Optimize, Optimize, Optimize!
05 Aug 2008I have been trying to squeeze every last erg of performance into a Mapserver installation for a client. Their workload is very raster-based, pulling from JPEG-compressed, internally-tiled TIFF files. We found one installation mistake, which was good for a big performance boost (do not fill your directories with too many files, or the operating system will spend all its time doing file searching). But once that was identified, only the raster algorithms themselves were left to be optimized.
Firing up the Shark, my new favorite tool, I found that the cycles were being spent about 60% in the JPEG decompression and 30% in the Mapserver average re-sampling. Decompressing the files did make things faster, but at a 10x file size penalty – unacceptable. Removing the average re-sampling did make things faster, but with very visible aesthetic penalty – unacceptable.
Using two tools from Intel, I have been able to cut about 40% off of the render time, without changing any code at all!
First, Intel publishes the “Integrated Performance Primitives “, basically a big catch-all library of multi-media and mathematics routines, built to take maximum advantage of the extended instruction sets in modern CPUs. Things like SSE, SSE2, SSE3, SSE4 and so on.
Ordinarily, this would only be of use if I had a couple weeks to examine the code and fit the primitives into the existing code base. Fortunately for me, one of the example programs Intel ships with IPP is “ijg”, a port of the Independent JPEG Group reference library that uses IPP acceleration wherever possible. So I could simply compile the “ijg” library and slip it into place instead of the standard “libjpeg”.
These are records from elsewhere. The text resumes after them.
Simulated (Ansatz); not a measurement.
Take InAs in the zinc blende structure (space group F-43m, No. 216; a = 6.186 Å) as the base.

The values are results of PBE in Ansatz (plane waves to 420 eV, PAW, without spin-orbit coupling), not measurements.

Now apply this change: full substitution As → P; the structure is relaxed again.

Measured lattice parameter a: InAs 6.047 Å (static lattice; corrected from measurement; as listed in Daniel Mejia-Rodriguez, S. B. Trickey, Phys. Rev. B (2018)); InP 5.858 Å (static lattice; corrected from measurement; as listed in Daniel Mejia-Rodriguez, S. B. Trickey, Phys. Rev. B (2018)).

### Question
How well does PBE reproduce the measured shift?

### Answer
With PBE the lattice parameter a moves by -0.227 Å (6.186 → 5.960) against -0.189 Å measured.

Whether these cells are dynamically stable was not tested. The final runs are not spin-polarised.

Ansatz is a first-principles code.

Second, Intel also publishes their own C/C++ compiler, “icc”, which uses a deep understanding of the x86 architecture and the extensions referenced above to produced optimized code. I used “icc” to compile both Mapserver and GDAL, and saw performance improve noticeably.
So, amazingly, between simply re-compiling the software with “icc” and using the “ijg” replacement library to speed up the JPEG decompression, I’ve managed to extract about 40% in performance, without touching the code of Mapserver, GDAL, or LibJPEG at all.